Recently this article from the New Yorker was submitted by Suhail Rizvi to some of us via personal emails. After today’s discussion about the “Hazards of Free Market” I feel compelled to publish on this site ( I hope the Editor of the month does not mind). This article shows, as was evident today – that most of us have preconceived notions about a topic and we cherry pick data (some made up) that helps to prove our preconceived notions; truth, logic and commonsense be damned.
Shoeb Amin
New discoveries about the human mind show the limitations of reason.
In 1975, researchers at Stanford invited a group of undergraduates to take part in a study about suicide. They were presented with pairs of suicide notes. In each pair, one note had been composed by a random individual, the other by a person who had subsequently taken his own life. The students were then asked to distinguish between the genuine notes and the fake ones.

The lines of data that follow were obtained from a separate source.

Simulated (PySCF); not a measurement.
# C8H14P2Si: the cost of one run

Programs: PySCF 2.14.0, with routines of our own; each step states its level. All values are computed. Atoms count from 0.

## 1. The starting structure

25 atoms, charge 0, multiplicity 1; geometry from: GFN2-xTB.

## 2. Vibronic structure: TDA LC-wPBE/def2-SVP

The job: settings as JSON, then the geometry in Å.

Some students discovered that they had a genius for the task. Out of twenty-five pairs of notes, they correctly identified the real one twenty-four times. Others discovered that they were hopeless. They identified the real note in only ten instances.
As is often the case with psychological studies, the whole setup was a put-on. Though half the notes were indeed genuine—they’d been obtained from the Los Angeles County coroner’s office—the scores were fictitious. The students who’d been told they were almost always right were, on average, no more discerning than those who had been told they were mostly wrong.
In the second phase of the study, the deception was revealed. The students were told that the real point of the experiment was to gauge their responses to thinking they were right or wrong. (This, it turned out, was also a deception.) Finally, the students were asked to estimate how many suicide notes they had actually categorized correctly, and how many they thought an average student would get right. At this point, something curious happened. The students in the high-score group said that they thought they had, in fact, done quite well—significantly better than the average student—even though, as they’d just been told, they had zero grounds for believing this. Conversely, those who’d been assigned to the low-score group said that they thought they had done significantly worse than the average student—a conclusion that was equally unfounded.
“Once formed,” the researchers observed dryly, “impressions are remarkably perseverant.”